Prompt action with robust rates of either flusilazole or prothioconazole has been called for, depending on what’s available quickest and whether the fungicide is going on as a tank-mix or not. I tend to find flusilazole a slightly more benevolent mixing partner. Some of these fields, especially those with the smaller plants, will doubtless need re-treating in four to six weeks time.
The winter cereal drilling has generally gone well, with the ground recovering unexpectedly quickly from the 100mm of rainfall two weeks ago. Efficacy of pre- or early post-emergence herbicides has been varied, depending on how emerged the weeds were, the level of moisture at the time of application and the condition of the seed-bed. If blackgrass has survived or recovered I’m coming back in with Atlantis (iodosulfuron + mesosulfuron) now rather than wait for the spring.
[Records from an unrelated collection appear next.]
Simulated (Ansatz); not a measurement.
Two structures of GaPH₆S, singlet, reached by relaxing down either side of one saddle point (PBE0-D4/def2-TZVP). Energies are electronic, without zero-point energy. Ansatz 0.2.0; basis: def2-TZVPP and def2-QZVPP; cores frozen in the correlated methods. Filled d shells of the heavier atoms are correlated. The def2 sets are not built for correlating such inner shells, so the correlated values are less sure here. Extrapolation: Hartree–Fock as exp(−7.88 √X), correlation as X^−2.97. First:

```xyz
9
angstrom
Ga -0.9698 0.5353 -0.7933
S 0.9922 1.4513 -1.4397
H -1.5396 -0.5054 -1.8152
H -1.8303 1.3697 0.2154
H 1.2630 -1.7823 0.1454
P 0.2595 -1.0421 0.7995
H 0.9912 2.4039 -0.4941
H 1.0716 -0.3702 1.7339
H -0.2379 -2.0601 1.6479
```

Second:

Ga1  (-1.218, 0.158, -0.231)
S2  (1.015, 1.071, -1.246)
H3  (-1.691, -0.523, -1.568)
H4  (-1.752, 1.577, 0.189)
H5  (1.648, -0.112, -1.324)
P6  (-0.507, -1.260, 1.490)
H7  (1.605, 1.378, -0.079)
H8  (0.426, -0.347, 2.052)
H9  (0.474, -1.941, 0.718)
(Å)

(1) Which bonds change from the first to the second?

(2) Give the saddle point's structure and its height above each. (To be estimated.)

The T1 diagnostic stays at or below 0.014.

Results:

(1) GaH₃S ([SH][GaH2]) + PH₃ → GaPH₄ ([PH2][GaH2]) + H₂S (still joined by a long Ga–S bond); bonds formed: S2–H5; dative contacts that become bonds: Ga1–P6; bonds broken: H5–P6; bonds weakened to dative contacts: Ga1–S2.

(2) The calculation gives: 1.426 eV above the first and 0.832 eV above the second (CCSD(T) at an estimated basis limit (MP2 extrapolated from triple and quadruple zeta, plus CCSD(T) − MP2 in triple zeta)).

Over the years, I’ve found that if you get good control in the autumn there is rarely a major problem in the spring. If brome turns out to be a problem in the fields that have had Atlantis in the autumn, then it could be a lesson in realising that the plough (how dare I mention the word) is not such a heinous devil’s invention after all.
Winter beans are going in as I write and will have a pre-emergence residual accordingly. In the past, I’ve used pendimethalin/clomazone based mixes, but this year I’m trying a bit of prosulfocarb with the pendimethalin (off-label). I’ll let you know how well it’s done next July.